In my dreams my buyer’s bonus would be as follows: We quote US and Offshore. If the job goes offshore the buyer can KEEP THE SAVINGS as his bonus. But, he is also liable for the additional costs of late delivery, mold repairs, and the cost of bad quality all of which would be a payroll deduction for the life if the part.

Look at my dream. If you were a buyer would you sign up to that kind of a bonus system? I don’t think so.

So what do we do? The idea is actually fairly simple. Let’s hold people accountable. Why should the buyer arbitrarily be able to place a job essentially on the strength of seeing an ad in a trade magazine then dump the responsibility onto engineering and production? Give me a good answer that holds up with experience and I’ll be quiet. If you can’t, why not (dare we even use the word in mixed company????) cooperate?

What if production, engineering, engineering, quality AND purchasing all had a say in the tooling and production placement of the contract? This way if they all hung together originally, they’ll either succeed or all hang together later on. I’m the first to agree that in professional expertise buyers speak the language of contracts and money better than anybody in a company. But they wouldn’t know a set of tooling specifications if somebody swatted them on the nose with them. Quality is NOT in the business of enforcing specifications. They are in the business of first determining if the specs are reasonable and achievable; and then in the business of seeing that compliance is sustained. Production’s purpose is to make the most efficient use of what purchasing, engineering and quality has given them.
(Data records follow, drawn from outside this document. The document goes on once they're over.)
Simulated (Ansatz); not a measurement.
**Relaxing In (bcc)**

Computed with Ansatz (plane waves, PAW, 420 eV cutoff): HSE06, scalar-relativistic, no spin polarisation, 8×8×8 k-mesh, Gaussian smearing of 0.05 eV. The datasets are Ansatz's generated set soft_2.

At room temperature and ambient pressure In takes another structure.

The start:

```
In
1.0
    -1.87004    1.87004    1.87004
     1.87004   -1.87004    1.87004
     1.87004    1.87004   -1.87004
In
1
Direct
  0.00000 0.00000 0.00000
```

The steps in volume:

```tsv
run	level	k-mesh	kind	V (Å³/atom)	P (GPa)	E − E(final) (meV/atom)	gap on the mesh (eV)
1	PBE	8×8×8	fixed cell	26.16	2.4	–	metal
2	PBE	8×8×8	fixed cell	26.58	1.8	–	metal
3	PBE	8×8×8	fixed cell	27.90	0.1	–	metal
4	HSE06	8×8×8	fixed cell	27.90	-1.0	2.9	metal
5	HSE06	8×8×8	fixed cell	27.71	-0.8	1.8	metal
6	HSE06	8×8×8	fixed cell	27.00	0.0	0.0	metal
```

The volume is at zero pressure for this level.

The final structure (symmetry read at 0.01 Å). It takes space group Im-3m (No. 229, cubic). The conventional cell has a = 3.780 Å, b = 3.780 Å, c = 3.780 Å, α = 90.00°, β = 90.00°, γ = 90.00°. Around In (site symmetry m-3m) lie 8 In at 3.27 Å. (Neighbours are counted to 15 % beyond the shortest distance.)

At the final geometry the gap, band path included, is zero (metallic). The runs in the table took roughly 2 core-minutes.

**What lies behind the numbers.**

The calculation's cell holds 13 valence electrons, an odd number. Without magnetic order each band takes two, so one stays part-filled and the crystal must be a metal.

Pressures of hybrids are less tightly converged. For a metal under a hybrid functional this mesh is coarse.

Manufacturing is a Team Effort. Engineering, purchasing, quality and production are an unbeatable team. Like any team effort while each participant might be an expert in their own area, they are useless without the rest of the team.

The reason team play doesn’t happen is simple math. If sourcing of tooling and production was a team effort the ‘savings’ the buyer would take sole credit for would quickly become diluted with the cost of overseas trips by engineering, and then all the money and time spent correcting the less than ideal decisions what were originally made.

The other problem is simple reality: SME did a study on outsourcing. When all was said and done; the real savings of using other sources (offshore) than your seemingly higher priced local supplier base only ended up to be about 5%. If all this fuss and noise is about 5% you could probably get that locally and avoid the mess and the blame of who spilled the cereal. However joining the parade of clowns currently dancing to the latest philosophy won’t allow you the rational concept of looking at reality and making decisions based on it.

But . . . like the latest Management Philosophy De Jour, somebody (Usually a PhD who’s never manufactured anything in his life other than diplomas) writes a book pointing out all the benefits and politely ignores all the liabilities of this theory of how things should be done. Management falls in love with it and it is inflicted on the Little People who have to make it work. In the short term it probably does work, but a hard look at the bottom line hardly ever shows a lower price for superior quality. It takes time, pain, and unfortunately many business failures where management gets its golden parachutes while everyone else gets downsized before the lesson is learned.

Taking up the New Philosophy is a career builder. It automatically creates a new layer of bureaucracy. Remember the Quality Czars? How long did it take before people learned sufficient was just as marketable and less expensive than perfect, and somehow people were finally convinced that Quality Isn’t Free. Remember the days before “Supply Chain Management”? Why do you have to manage a supply chain unless you’re worried the chain might break or be filled with inferior product? And if it has bad product in it; what will you do? To use today’s lexicon using local suppliers you have short supply chains. The shorter the chain the less you need somebody on the payroll (eating up your profits) to manage it. Duh!

Those who are smart always constantly look at the bottom line, learn from the mistakes of others, and implement changes slowly with a flexible plan. They are slow to ‘downsize’ but even slower to add expensive infrastructure. They are the ‘lean and mean’ companies who continue to grow and prosper while the companies who chase fads go the way of the polyester leisure suit.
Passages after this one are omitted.